With the internet at your fingertips and all sorts of examples of how trading up netted MASSIVE returns...you continue to blindly insist trading up always fails. According to you "You never win the value battle"
I'll triple down. You. Never. Win. The. Value. When. Trading. Up. On. Draft. Day. Did I say you fail when you trade up? No. You're not reading.
Should we have traded that 9th pick in 86 so we could draft luminaries like Kim Issel and Jamie Nichols?
Strawman. Let's talk about a draft from 30 years ago to "prove" my statement wrong.
Why did we keep 9 when we could've had the 11 and 32 pick from Hartford to get Marc Laforge and Scott Young instead of Brian Leetch? (Something tells me you might miss the actual point and respond with ' well who says Hartford would've even wanted to make that trade at the time')
Keeping your own pick vs moving assets to get a higher pick is not the same. Goalposts went out the window with this statement.
It's amazing what people will ignore in order to blindly pitch a narrative regardless of all context. Bonus points for continuing to push the idea that I was at all implying that my scenario is the only possibility (I didn't, I made that pretty clear). Sorry I'm being a bit nasty in this reply but the fact you did this twice, especially after I took the time to clearly show I wasn't doing this is incredibly annoying so i lost patience.
There are examples of trade ups that totally failed and trade ups that MORE then netted back what was given up to move up. (Contrary to the bafflingly wrong statements you just made)
It's not "blindly pitching a narrative" when we actually have information available to us to show the value of a specific draft selection (See post 1 of this thread).
Also, your only scenario presented is if we miss on both picks. What if we hit one and miss the other, or hit both? We're just as likely to hit at 9 as we are at 3. If we only have 1 pick from 25 to 31, instead of two, we have a much bigger chance of missing at the end of the round. I'm already willing to concede that one of those picks will be a bust. Give me two swings to find the guy who won't, as opposed to one.

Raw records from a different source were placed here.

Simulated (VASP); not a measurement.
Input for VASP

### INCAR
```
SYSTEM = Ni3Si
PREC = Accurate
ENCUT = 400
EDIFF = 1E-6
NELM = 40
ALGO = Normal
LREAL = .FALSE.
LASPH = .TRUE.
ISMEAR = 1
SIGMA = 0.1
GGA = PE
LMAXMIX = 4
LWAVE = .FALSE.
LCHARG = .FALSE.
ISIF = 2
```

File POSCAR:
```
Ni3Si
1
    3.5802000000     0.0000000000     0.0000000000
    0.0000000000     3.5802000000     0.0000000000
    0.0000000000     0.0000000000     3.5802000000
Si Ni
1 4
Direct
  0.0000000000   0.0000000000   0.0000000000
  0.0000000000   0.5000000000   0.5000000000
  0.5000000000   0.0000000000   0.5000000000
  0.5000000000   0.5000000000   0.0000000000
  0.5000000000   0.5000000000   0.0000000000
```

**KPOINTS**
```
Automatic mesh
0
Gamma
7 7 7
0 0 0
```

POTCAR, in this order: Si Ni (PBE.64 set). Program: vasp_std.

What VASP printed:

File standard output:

It's ALMOST like there's risk in drafting at any position. Almost like there are no sure things so any strategy has been proven to work or fail in any given draft. Almost like individuals have been picked between 3-9 that have gone on to be WAY better than the next 5 guys picked after them combined.
I don't get why it's so hard for you to simply say "I just don't like the talent enough to trade up using our other 1sts but obviously there's always a chance a team could guess right." But then I guess you'd have to admit you don't actually know and god forbid...
I'm glad you agree that there is a risk drafting at any spot, so having more draft selections will actually lower the risk of having a poor draft. I'm not willing to risk either pick in the late first to move from 9 to 3. I trust our scouts to find a player at 9 who will be comparable to the player who is drafted at 3.
I'm not in the game of "trading up to possibly
guess right". If you're trading up, you better know what you're getting. In this draft, and just about any draft that has happened in the past 15 years, once you get past the #2 pick, there is a big uptick in the risk of getting that pick for what you are giving up.
There is really no reason to continue this. My thoughts on trading up are not changing and neither are yours. Our system has needs at 4 positions (LW, RW, LD, and RD). Having our 3 firsts, or possibly even more depending on what else we move out, is exactly what this franchise needs moving forward after not selecting in the first round for 4 straight years.